Changes to Processes and Procedures

  • BP did not have adequate controls in place to ensure that key decisions in the months leading up to the blowout were safe or sound from an engineering perspective. While initial well design decisions undergo a serious peer review process and changes to well design are subsequently subject to a management of change (MOC) process, changes to drilling procedures in the weeks and days before implementation are typically not subject to any such peer-review or MOC process. At Macondo, such decisions appear to have been made by the BP Macondo team in ad hoc fashion without any formal risk analysis or internal expert review.
  • Maximizing Returns.BP decided to reduce the risk of lost returns in exchange for a less-than-optimal rate of cement flow. In the days leading up to the final cementing process, BP engineers focused heavily on the biggest challenge: the risk of fracturing the formation and losing returns. BP Wells Team Leader John Guide explained after the incident that losing returns “was the No. 1 risk.”The BP team’s concerns led them to place a number of significant constraints on Halliburton’s cementing design. The first compromise in BP’s plan was to limit the circulation of drilling mud through the wellbore before cementing. Optimally, mud in the wellbore would have been circulated “bottoms up”—meaning the rig crew would have pumped enough mud down the wellbore to bring mud originally at the bottom of the well all the way back up to the rig. There are at least two benefits to bottoms up circulation. Such extensive circulation cleans the wellbore and reduces the likelihood of channeling. And circulating bottoms up allows technicians on the rig to examine mud from the bottom of the well for hydrocarbon content before cementing. But the BP engineers feared that the longer the rig crew circulated mud through the casing before cementing, the greater the risk of another lost-returns event. Accordingly, BP circulated approximately 350 barrels of mud before cementing, rather than the 2,760 barrels needed to do a full bottoms up circulation.BP compromised again by deciding to pump cement down the well at the relatively low rate of 4 barrels or less per minute. Higher flow rates tend to increase the efficiency with which cement displaces mud from the annular space. But the increased pump pressure required to move the cement quickly would mean more pressure on the formation (ECD) and an increased risk of lost returns. BP decided to reduce the risk of lost returns in exchange for a less-than-optimal rate of cement flow.

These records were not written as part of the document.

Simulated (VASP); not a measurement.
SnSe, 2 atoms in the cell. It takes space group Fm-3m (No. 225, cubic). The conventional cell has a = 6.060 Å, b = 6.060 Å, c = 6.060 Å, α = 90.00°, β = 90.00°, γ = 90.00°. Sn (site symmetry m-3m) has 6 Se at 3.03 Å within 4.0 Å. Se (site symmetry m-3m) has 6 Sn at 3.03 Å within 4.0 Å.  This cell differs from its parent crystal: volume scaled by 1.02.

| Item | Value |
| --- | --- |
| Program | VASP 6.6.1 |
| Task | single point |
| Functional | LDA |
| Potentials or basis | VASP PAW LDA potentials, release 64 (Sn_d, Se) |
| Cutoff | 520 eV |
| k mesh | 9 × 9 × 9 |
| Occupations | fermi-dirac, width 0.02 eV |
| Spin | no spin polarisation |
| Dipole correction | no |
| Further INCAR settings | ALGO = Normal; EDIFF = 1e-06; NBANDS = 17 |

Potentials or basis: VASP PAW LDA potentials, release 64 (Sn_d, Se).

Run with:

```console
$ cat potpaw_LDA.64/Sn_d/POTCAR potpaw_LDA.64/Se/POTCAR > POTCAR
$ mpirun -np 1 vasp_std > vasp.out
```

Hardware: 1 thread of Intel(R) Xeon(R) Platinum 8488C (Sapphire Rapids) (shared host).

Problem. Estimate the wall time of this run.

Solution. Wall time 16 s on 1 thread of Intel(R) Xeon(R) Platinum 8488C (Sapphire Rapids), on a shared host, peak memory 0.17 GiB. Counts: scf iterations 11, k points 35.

    BP made a third compromise by limiting the volume of cement that Halliburton would pump down the well. Pumping more cement is a standard industry practice to insure against uncertain cementing conditions: more cement means less risk of contamination and less risk that the cement job will be compromised by slight errors in placement. But more cement at Macondo would mean a higher cement column in the annulus, which in turn would exert more pressure on the fragile formation below. Accordingly, BP determined that the annular cement column should extend only 500 feet above the uppermost hydrocarbon-bearing zone (and 800 feet above the main hydrocarbon zones), and that this would be sufficient to fulfill MMS regulations of “500 feet above the uppermost hydrocarbon-bearing zone.” However, it did not satisfy BP’s own internal guidelines, which specify that the top of the annular cement should be 1,000 feet above the uppermost hydrocarbon zone.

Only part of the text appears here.